Radical Spaces is a one-year research project (2021), designed to collect, catalogue and compare a range of socio-ecological support systems in the Randstad.
This practice-based research explores and represents urban and peri-urban green structures as main elements of urban spatial quality, shaping a typology of interactions between the built and the unbuilt. The project’s outcome is the development of an atlas synthesizing the conducted research on existing and potential green spaces with a historic, spatial and cultural meaning. The atlas serves as our research and design tool, opening the question of urban liveability and preservation of contested open space in light of extreme urbanization trends.
Apart from maps and diagrams, the team used aerial pictures as a tool of diachronic reading of urban and peri-urban green structures in the Randstad. With an eye on the past, present and future, Radical Spaces offers a radical reframing of how fundamental and less obvious green structures are perceived and valued, while stimulating new experiments and design processes and adding to the body of knowledge on unbuilt space and green.

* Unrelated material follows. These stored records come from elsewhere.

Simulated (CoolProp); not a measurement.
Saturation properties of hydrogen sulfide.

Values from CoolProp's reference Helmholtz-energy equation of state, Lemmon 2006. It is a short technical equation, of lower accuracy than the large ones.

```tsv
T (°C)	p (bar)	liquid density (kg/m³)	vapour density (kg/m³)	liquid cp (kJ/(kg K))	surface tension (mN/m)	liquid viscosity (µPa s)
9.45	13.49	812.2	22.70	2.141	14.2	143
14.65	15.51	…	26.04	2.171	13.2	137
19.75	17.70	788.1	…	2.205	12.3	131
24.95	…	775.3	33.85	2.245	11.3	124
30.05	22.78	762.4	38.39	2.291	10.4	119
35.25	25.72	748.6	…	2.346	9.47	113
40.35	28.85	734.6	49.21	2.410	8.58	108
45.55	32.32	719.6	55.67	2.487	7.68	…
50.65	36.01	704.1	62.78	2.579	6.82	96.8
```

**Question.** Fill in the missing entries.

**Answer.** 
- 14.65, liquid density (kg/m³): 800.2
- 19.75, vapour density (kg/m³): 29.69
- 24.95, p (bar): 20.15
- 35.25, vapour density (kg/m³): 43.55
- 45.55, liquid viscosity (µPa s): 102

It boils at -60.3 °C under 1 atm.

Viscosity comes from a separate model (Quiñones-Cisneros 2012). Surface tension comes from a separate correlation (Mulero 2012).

The documentation of classic types of parks and metropolitan landscapes, in combination with research on cultivated peripheries and fantastic accidents, lays the foundation for identifying the next generation of metropolitan parks. In light of extreme urbanization and densification trends, there is a high possibility for what appears today as contested unbuilt space to emerge into a new type of enclosed gardens, capable of guiding the quality of future urban developments.